Federal Protective Service may cut hundreds of jobs
- By Jonathan Marino
- February 7, 2007
- Comments
Paul Durette, acting director of the Federal Protective Service, said in an e-mail to employees that "the target organization size to support the core mission going forward into [fiscal 2008] is 950 employees." He also discussed the changes in a conference call this week.
FPS, which guards and investigates threats against more than 8,800 federal facilities nationwide, currently has 1,223 full-time employees, according to agency sources. This means a cut of 273 positions would get the agency to the target size.
Employees whose jobs are eliminated may be offered opportunities elsewhere in FPS' parent agency, the Immigration and Customs Enforcement bureau, and in DHS at large, according to Durette. They also may be offered voluntary retirement.
Durette said jobs will become available via fully reimbursable details within ICE and other DHS components, including ICE's Office of Detention and Removal and Office of Professional Responsibility. He said immigration enforcement agent positions will be announced competitively within ICE.
A regional FPS director tipped employees off in October 2006 about new detention and removal jobs through an e-mail later obtained by Government Executive. The director suggested employees "jump ship while the jumping is good."
ICE Secretary Julie Myers said earlier this week that she aims to add 37 new jobs to the agency's Office of Professional Responsibility if Congress approves President Bush's version of the fiscal 2008 budget.
Durette's e-mail hinted that lower-ranked officers who serve as police or guards will not be given as much priority when FPS decides who it will retain. "Achieving our goals will be dependent" on an "FPS workforce … primarily composed of inspectors who will have the dual capability to provide both law enforcement and physical security services." He said the agency will "retain a core group of criminal investigators dedicated to intelligence and investigative activities related to federal facilities."

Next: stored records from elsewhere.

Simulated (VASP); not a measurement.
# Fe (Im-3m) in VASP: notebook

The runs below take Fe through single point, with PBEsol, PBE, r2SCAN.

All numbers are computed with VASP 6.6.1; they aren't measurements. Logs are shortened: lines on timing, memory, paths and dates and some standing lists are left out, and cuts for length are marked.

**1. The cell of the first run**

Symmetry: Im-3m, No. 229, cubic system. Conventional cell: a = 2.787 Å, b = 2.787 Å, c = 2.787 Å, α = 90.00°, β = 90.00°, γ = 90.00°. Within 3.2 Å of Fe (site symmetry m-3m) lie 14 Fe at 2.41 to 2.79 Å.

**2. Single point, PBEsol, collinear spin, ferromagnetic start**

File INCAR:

He also said FPS plans on "strengthening our contract guard program," without elaborating on how that will happen, and limiting patrols "to only the highest risk major metropolitan areas." He said remaining officers will "be absorbed into other law enforcement functions within FPS or ICE."
Sources within the agency said FPS will seek to increase the fees it charges other agencies to guard their buildings by as much as 60 percent. That revenue increase, however, would be offset by the agency's need to address a budget shortfall and pay increasing contractor costs.
Union officials said they oppose the planned job cuts.
"This is a flawed plan that includes portions of past reorganization plans that have always failed," said David Wright, president of American Federation of Government Employees Local 981, which represents hundreds of FPS workers.